Clinton Marriage a Question for Democrats


According to Drudge, that’s the page one story that is set to run in tomorrow’s New York Times:

When the subject of Bill and Hillary Clinton comes up for many prominent Democrats these days, Topic A is their marriage, the NEW YORK TIMES is planning to report on Tuesday Page Ones.

“Democrats say it is inevitable that, in a campaign that could return the former president to the White House, some voters would be concerned and even distracted by the Bill Clinton’s political role and his potential for the kind of episodes that led the House to vote for his impeachment in 1998.”

NYT reporter Pat Healy is filing a report this evening, newsroom sources tell the DRUDGE REPORT.
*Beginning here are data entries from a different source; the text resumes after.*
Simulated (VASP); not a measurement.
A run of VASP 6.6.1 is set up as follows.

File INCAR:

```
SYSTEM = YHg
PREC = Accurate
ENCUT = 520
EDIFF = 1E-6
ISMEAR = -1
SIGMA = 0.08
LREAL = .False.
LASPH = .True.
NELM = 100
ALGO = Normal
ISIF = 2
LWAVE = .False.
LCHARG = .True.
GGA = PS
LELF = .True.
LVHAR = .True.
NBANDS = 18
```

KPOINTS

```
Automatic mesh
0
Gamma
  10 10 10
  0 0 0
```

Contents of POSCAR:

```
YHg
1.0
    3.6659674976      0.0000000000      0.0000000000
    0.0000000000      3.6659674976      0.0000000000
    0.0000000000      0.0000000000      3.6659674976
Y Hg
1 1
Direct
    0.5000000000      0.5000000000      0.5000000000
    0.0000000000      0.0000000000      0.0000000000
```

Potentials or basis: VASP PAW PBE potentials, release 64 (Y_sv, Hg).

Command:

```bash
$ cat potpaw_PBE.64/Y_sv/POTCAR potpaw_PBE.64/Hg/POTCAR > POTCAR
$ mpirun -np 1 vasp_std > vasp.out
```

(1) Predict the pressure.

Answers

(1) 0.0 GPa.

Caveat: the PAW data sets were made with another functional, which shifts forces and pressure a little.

I’d say the American people would definitely be concerned about Bill Clinton being back in the White House. This time, however, he would have much more time to dedicate to his “extracurricular activities.” Not only that, I can’t see Bill being content with the role of “first husband.” He needs attention too much. I see him attempting to upstage Hillary at every turn.

Update: Here’s the NY Times article “Clintons Balance Married and Public Lives” by Patrick Healy. A few excerpts:

Mr. Clinton is rarely without company in public, yet the company he keeps rarely includes his wife. Nights out find him zipping around Los Angeles with his bachelor buddy, Ronald W. Burkle, or hitting parties and fund-raisers in Manhattan; she is yoked to work in Washington or New York — her Senate career and political ambitions consuming her time.

Since the start of 2005, the Clintons have been together about 14 days a month on average, according to aides who reviewed the couple’s schedules. Sometimes it is a full day of relaxing at home in Chappaqua; sometimes it is meeting up late at night. At their busiest, they saw each other on a single day, Valentine’s Day, in February 2005 — a month when each was traveling a great deal. Last August, they saw each other at some point on 24 out of 31 days. Out of the last 73 weekends, they spent 51 together. The aides declined to provide the Clintons’ private schedule.

Democrats preparing for 2008 describe the political challenge this way: Mrs. Clinton could prosper as a presidential candidate, yet the return of “the Clintons” could revive memories including the oft-derided two-for-the-price-of-one appeal of his 1992 presidential campaign, Mrs. Clinton’s role in the universal health care debacle, and the soap opera of infidelity.